ECB's Cipollone Presses Case for Digital Euro as Stablecoin Threat and 2029 Deadline Loom
ECB Executive Board Member Piero Cipollone delivered fresh arguments this week for accelerating the digital euro, citing dollar stablecoin dominance and Europe's dependence on foreign card networks as reasons lawmakers cannot afford to delay.
Piero Cipollone delivered remarks on March 21, 2026, in a speech titled "Digital euro: Why?" The speech is the latest installment in a months-long public push to build political support for a retail central bank digital currency (CBDC) ahead of what the ECB describes as a critical legislative window. If EU lawmakers pass enabling regulation this year, a limited pilot could begin by mid-2027 and full issuance could follow as early as 2029.
The Dependency Problem
Cipollone's core argument rests on a stark data point: roughly two-thirds of all card-based payments in the euro area are processed by non-European companies, primarily Visa, Mastercard, and PayPal. He has repeatedly framed this not as a commercial inconvenience but as a structural vulnerability in European financial infrastructure.

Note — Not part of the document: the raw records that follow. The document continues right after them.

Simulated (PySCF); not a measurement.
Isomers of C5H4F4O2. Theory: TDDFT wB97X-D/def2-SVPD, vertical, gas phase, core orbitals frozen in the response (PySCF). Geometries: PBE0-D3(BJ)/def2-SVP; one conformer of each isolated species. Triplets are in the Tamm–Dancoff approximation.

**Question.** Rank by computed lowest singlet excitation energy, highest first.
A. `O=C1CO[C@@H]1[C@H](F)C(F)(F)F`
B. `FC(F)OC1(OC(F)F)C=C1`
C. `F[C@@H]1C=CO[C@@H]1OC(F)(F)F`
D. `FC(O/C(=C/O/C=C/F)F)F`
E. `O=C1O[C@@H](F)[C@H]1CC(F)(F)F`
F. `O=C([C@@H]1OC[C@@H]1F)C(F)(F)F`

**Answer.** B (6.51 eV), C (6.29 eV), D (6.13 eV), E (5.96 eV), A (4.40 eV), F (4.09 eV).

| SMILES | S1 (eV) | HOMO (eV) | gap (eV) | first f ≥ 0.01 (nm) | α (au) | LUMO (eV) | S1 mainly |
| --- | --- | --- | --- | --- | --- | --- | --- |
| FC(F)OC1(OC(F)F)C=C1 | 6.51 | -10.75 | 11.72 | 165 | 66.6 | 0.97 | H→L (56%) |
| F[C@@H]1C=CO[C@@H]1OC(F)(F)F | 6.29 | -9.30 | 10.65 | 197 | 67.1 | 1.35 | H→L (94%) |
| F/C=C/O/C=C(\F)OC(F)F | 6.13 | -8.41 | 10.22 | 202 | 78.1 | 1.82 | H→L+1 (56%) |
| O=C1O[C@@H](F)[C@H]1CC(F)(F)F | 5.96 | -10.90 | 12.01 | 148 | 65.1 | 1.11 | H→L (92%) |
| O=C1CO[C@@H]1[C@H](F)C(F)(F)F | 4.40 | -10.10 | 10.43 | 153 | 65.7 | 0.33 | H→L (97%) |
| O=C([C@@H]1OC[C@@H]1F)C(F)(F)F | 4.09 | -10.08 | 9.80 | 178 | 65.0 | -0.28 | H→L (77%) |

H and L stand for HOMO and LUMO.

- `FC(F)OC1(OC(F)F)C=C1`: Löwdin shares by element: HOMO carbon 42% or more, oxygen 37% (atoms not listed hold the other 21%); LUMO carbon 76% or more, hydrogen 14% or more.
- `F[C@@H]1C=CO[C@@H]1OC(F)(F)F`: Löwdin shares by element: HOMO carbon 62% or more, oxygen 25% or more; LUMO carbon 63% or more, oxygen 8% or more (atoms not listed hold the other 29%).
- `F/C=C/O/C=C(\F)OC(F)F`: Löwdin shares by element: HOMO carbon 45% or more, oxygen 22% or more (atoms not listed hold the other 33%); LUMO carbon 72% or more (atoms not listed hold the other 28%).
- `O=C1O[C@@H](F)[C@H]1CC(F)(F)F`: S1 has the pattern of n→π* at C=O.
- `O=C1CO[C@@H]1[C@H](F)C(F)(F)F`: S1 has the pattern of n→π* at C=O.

"Payment systems have become part of Europe's critical infrastructure," Cipollone said in a February 19 address to the Italian Parliament, "and putting it off would mean accepting a structural vulnerability."
The scale of that shift is visible in Italy's own data. Online payments rose from 6 percent of transactions in 2019 to 24 percent in 2024, a trend Cipollone cited in the same February 19 speech to illustrate how quickly digital payment infrastructure has become central to everyday commerce.
The commercial stakes extend to merchant costs. Small businesses in the eurozone currently pay up to four times more per transaction in card processing fees than large retailers. Cipollone has projected that a digital euro could cut those costs by approximately 50 percent.
Consumer appetite for such a tool appears to exist. A survey cited by Cipollone in a February 6, 2026, speech in Cyprus found that 66 percent of Europeans said they would be interested in trying a digital euro once the concept was explained to them.
The Stablecoin Factor
The speech arrives against the backdrop of accelerating US dollar stablecoin adoption globally. The GENIUS Act, passed by the US Congress in July 2025, created a federal regulatory framework for dollar-backed payment stablecoins. Implementing rules are due by July 18, 2026, with enforcement beginning January 18, 2027. Sponsors of the legislation described it explicitly as a mechanism to extend dollar primacy in global digital payments.
The numbers reflect the current imbalance. Dollar-denominated stablecoins account for approximately 99 percent of total stablecoin market capitalisation worldwide. Euro-denominated stablecoins hold a combined market cap of less than 350 million euros. That gap is part of what the ECB is trying to close, though through a different mechanism: a public, state-issued digital currency rather than a bank-issued stablecoin.
A consortium of 12 European banks including BBVA, ING, and BNP Paribas is pursuing a parallel private-sector path. Their initiative, called Qivalis, is a euro-pegged stablecoin targeting a launch in the second half of 2026. It operates independently of the ECB's CBDC work but signals that market participants are not waiting for the legislative process to resolve itself.
Where the Project Stands
The ECB completed a formal preparation phase in October 2025, producing a draft rulebook and selecting six national central banks as platform providers. An innovation platform running in parallel has drawn more than 70 participants including commercial banks, fintechs, merchants, and academic institutions.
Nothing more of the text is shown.